What is VPN Split Tunneling?
VPN split tunneling is a feature that lets you decide which apps or websites route through the VPN tunnel and which connect directly through your regular internet connection. Without split tunneling, all your traffic goes through the VPN. With split tunneling, you can send some traffic through the VPN (for privacy and security) while other traffic bypasses it (for speed and direct access).
This solves a common VPN problem: when you connect to a VPN, your local network devices (printers, NAS drives, smart home hubs) become unreachable because your traffic is rerouted through a remote server. Split tunneling lets you keep local network access while still protecting internet traffic.
How Split Tunneling Works
Your device normally sends all traffic to one network gateway: your router, which connects to the internet. When you connect to a VPN, a new virtual network interface is created and all traffic is redirected to that interface, which routes through the VPN server.
With split tunneling, your VPN client sets routing rules that say: traffic to these destinations goes through the VPN interface, and traffic to these other destinations goes through the regular interface. Two simultaneous connections, different traffic on each.
There are three common implementations:
App-based split tunneling: You specify which applications use the VPN. Example: your browser routes through the VPN, but your banking app connects directly.
Address-based split tunneling: You specify IP ranges or domains. Example: all traffic goes through the VPN except 192.168.x.x (your local network).
Inverse split tunneling: The default is no VPN; you specify which apps or addresses should use the VPN. Useful when you only need the VPN for specific services.
When Split Tunneling is Useful
Local network access: You want to print to your home printer or access a NAS drive while connected to a VPN. Without split tunneling, local network traffic is unreachable. With split tunneling, you route local traffic (192.168.x.x range) directly.
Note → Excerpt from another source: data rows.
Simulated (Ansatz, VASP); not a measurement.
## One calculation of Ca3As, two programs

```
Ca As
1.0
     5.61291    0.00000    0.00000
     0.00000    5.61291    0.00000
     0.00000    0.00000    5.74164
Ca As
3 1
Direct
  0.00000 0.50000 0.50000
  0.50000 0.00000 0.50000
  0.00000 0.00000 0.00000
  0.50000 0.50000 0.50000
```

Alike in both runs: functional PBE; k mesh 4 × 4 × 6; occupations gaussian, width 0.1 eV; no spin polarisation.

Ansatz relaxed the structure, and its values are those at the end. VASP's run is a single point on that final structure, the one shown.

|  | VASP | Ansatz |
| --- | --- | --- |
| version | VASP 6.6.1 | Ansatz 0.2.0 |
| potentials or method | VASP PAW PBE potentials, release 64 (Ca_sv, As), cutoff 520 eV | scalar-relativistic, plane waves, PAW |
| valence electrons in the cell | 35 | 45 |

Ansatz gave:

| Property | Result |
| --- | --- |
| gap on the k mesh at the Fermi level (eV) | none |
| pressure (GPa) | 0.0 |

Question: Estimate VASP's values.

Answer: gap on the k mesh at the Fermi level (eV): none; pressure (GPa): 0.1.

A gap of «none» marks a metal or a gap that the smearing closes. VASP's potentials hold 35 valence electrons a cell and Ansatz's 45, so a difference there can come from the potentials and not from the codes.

Work VPN plus personal browsing: Your employer's VPN routes all your traffic through company servers. You want your personal browsing to go through a commercial VPN for privacy. Split tunneling on your personal VPN lets you route work traffic through the work VPN and personal traffic through NordVPN or similar.
Streaming from home while abroad: You use a VPN to access home-country streaming services. But when you browse or check email, you do not want the VPN adding latency. Route streaming services through the VPN, everything else direct.
Gaming: VPNs add latency to gaming. Split tunneling lets you play games with a direct connection while keeping browser traffic through the VPN.
Which VPNs Support Split Tunneling?
Most major VPNs support split tunneling on Windows and Android. iOS support is more limited due to Apple's restrictions on network extensions.
NordVPN: Split tunneling available on Windows and Android. Not available on iOS or macOS. App-based: you choose which apps bypass the VPN.
ExpressVPN: Split tunneling on Windows, macOS, Android, and Linux. App-based split tunneling with an option to specify which apps use the VPN and which bypass it. Not available on iOS.
Surfshark: Split tunneling (called Bypasser) on Windows, macOS, and Android. Supports both app-based and URL-based rules.
ProtonVPN: Split tunneling on Windows, macOS, Android, and Linux. Supports both app-based and IP/domain-based rules.
Mullvad: Split tunneling on Windows, macOS, and Linux. App-based exclusions.
iOS limitation: Apple restricts VPN apps from creating fine-grained routing rules on iOS. True app-based split tunneling is not available on iPhone or iPad for most VPN providers. The on-demand rules feature (auto-connect on specific networks) is the closest iOS equivalent.
Split Tunneling and Security Considerations
Split tunneling reduces your security guarantees. If your browser is protected by the VPN but your email client connects directly, emails can be correlated to your real IP address. Attackers who monitor your unprotected traffic can still build a profile of your activity.
For most people this tradeoff is acceptable: the goal is specific protection (streaming geo-unblocking, local network access) rather than comprehensive anonymity. But if your goal is to hide all internet activity from your ISP or network administrator, do not use split tunneling. Route all traffic through the VPN.
Do not use split tunneling in high-security environments: corporate networks with sensitive data, connections from countries with active surveillance, or any situation where complete traffic isolation is required.
How to Set Up Split Tunneling
The exact steps vary by VPN app, but the general process:
- Open your VPN application
- Go to Settings or Preferences
- Find Split Tunneling, Bypasser, or similar
- Enable the feature
- Choose your mode: which apps or addresses bypass the VPN, or which apps must use the VPN
- Add the apps or addresses you want to configure
- Connect to the VPN
For local network access specifically: add the IP range 192.168.0.0/16 to the bypass list. This lets all local network devices communicate normally while all internet traffic routes through the VPN.
The Bottom Line
Split tunneling is a powerful feature that makes VPNs more practical for daily use. It solves the most common frustration (losing local network access) and lets you control exactly which traffic gets VPN protection. The tradeoff is reduced privacy for the unprotected traffic, which is acceptable for most use cases but should be understood before enabling it.